Wednesday, February 24, 2010

Lost and Found, Part Two

Text: Luke 15

Lost doesn't feel good. Oh, it may be an adventure for a while, but when the realization strikes that we don't know where we are, no one else knows where we are, and the prospects for a quick return are diminishing by the second, the adventurous feeling changes into something closer to panic.

The tax collectors and irreligious (the original rendering of what is translated as "sinners" in many versions) folks knew what it was like to be lost. They, like so many of their counterparts today, gave every impression that they didn't care about God, about being in His company. They had filled their needs for acceptance, love, and participation with substitutes that did not satisfy them. So when the real live God showed up in their neighborhood, and took time to meet with them, speak with them, hear about their lives and longings, they continued to come and fill themselves with the best nourishment for mind and spirit they could ever imagine.
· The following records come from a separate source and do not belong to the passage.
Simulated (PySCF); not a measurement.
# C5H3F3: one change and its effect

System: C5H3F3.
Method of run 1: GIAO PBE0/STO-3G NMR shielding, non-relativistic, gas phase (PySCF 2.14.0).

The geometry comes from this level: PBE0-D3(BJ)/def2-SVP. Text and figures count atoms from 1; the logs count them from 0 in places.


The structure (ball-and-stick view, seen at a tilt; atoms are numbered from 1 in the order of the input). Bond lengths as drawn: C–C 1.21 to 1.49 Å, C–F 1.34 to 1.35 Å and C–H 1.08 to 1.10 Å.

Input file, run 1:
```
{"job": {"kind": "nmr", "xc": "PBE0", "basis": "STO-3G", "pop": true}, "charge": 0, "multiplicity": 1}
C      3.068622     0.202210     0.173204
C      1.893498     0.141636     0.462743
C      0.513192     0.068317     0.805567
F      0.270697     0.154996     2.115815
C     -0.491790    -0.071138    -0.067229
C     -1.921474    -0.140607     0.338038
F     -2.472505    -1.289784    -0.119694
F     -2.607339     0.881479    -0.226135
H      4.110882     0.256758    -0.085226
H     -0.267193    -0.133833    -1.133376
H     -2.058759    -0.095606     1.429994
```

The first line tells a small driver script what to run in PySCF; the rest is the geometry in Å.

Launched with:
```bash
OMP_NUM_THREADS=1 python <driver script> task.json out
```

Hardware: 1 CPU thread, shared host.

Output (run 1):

So with the one we know as the prodigal son. After squandering the good stuff from his father's house he still needed to be filled. Lost people continue to eat, not just literally, but figuratively as well. They consume anything which appears for the moment to satisfy the very same needs for love, acceptance, and purpose. Most of what is ingested fills but does not nourish--it takes the pain away temporarily, but it returns in a way that now seems to need more than before. Lost people need something better to eat, and their Father longs to give them the best. So Jesus went to the tax gatherers and drop-outs; the father went searching for his lost son. And the former were filled with the words and presence of Jesus; the latter by his father's lavish banquet. It feels so good to be found and to be fed well again.

Sometimes we eat the junk food of the lost, substitutes for the mind and spirit's real needs; we wander from the father's house, maybe long enough to eat the lesser fare of our culture. During Lent, we should examine our diet and eat so that we may be filled with all the best food for the soul and have much left over to share with the lost ones along our way.